PEB-less GetModuleHandle

VersionN/A
Updated
AuthorJoshua FinleyLicenseDBE
Table of Contents
1Introduction
2Method Review
3Monitoring of Module Base Retrieval Methods
4Module Discovery by Code Traversal
5Proof-of-Concept: PEB-Less GetModuleHandle
6Speculation: Stack-Analysis for Module Identification
7Conclusion

1. Introduction

Native Windows code is overwhelmingly position-dependant. This is the case for a multitude of reasons, including legacy support, performance, and simplicity. On the other hand, this simultaneously introduces challenges for both attack and defense. For what is now decades, Windows malware has often required some degree of position independence, especially in shellcode and first-stage payloads. Additionally, due to issues of stealth and evasion, malware must frequently work without the aid of conveniences offered by the operating system and external libraries. Examples include the typical utilities that allow dynamic dependency resolution.
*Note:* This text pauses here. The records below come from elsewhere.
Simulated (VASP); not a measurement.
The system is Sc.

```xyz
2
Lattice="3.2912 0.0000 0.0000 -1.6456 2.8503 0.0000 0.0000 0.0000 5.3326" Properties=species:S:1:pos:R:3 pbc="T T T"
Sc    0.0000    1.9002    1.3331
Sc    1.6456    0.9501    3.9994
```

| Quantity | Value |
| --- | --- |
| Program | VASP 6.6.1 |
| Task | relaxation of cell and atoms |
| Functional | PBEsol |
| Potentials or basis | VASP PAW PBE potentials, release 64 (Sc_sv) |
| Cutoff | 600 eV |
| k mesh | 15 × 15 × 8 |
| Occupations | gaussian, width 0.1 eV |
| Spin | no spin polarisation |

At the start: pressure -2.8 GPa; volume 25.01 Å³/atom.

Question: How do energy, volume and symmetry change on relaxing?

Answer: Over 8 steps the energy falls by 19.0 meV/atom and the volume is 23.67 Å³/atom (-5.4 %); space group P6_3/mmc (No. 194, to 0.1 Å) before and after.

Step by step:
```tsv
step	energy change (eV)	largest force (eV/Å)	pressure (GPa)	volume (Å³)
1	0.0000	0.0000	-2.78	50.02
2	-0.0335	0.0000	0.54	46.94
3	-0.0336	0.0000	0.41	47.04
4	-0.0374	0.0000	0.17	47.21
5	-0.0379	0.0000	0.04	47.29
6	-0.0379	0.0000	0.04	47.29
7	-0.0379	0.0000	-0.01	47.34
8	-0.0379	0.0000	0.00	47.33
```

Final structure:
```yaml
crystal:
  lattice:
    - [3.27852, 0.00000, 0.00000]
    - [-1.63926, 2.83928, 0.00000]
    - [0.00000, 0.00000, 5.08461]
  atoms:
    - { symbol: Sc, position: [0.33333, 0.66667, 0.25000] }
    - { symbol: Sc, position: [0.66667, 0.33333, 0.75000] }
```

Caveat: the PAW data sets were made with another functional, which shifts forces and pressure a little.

This article reviews standard methods for retrieving module base addresses and introduces a new method that does not rely on API calls or the Process Environment Block (PEB) 1 . It is introduced as Module Discovery by Code Traversal. This methods relies only on information available to the running code is suitable for use under certain circumstances where access to API calls or the Process Environment Block is impossible or unwanted. The method does have its own limitations, but it is fairly simple and has unique advantages and disadvantages in certain situations.

2. Method Review

GetModuleHandle

In native Windows code, the most basic method of retrieving a module base is using the Windows API GetModuleHandle. When called, this function does one of two things:

  1. If passed a NULL argument, get the current image base from a global variable referencing the Process Environment Block data structure (PEB) and accessing the offset 0x10 , correlating to PPEB->ImageBase (Windows 10 19045) and return the address.
  2. Call a second function from ntdll to locate and return the image base of a separate module.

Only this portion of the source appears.